Every day, a team wins and a team losses.

Every day, someone is lost from this earth and on to the next spiritual landing spot.

I am so sorry for your loss.

And yet, no one apologizes when your favorite team loses their game.
Those two events are, in fact, tremendously different.  But if sports has taught me anything -- and I mean, anything -- it is that life moves on.  Even after a toss loss, there's another game to be played.  Did you have a bad game?  You have to dust yourself off and get ready for the next one.  There is very little time to sit and mope.  Better yet, it's a matter of finding the right time and place to do that; after all, it's only healthy to do so.  But we must also prepare ourselves to get ready for the next game and the next practice.  We must take active steps as a response to losses and negative events.

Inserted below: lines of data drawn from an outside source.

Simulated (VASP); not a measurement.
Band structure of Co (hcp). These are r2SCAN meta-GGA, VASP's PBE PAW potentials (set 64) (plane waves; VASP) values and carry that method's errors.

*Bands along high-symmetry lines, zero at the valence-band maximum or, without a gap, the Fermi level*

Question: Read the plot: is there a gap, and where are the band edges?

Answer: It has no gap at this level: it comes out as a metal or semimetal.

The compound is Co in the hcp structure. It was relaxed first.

We recently lost a loved one and I'm not here to say sports somehow resolved the sadness and grief.  It didn't.  But following sports has conditioned me to grieve a little differently.  This time around, I turned grief to action.  I wrote letters, I reached out, I took active steps in the process towards my own emotional and spiritual recovery.  In sports, nothing is really going to just magically come to you.  You have to be in the right time and place, of course, but being in the right time and place is preceded by a particularly significant amount of hard work and dedication.

I recognize that every grieving process is different.  But for me, putting my grief into action was the best thing for me to resolve those feelings.  Because the next game is every moment; if you're not moving your life in a position direction, then what are you doing with it?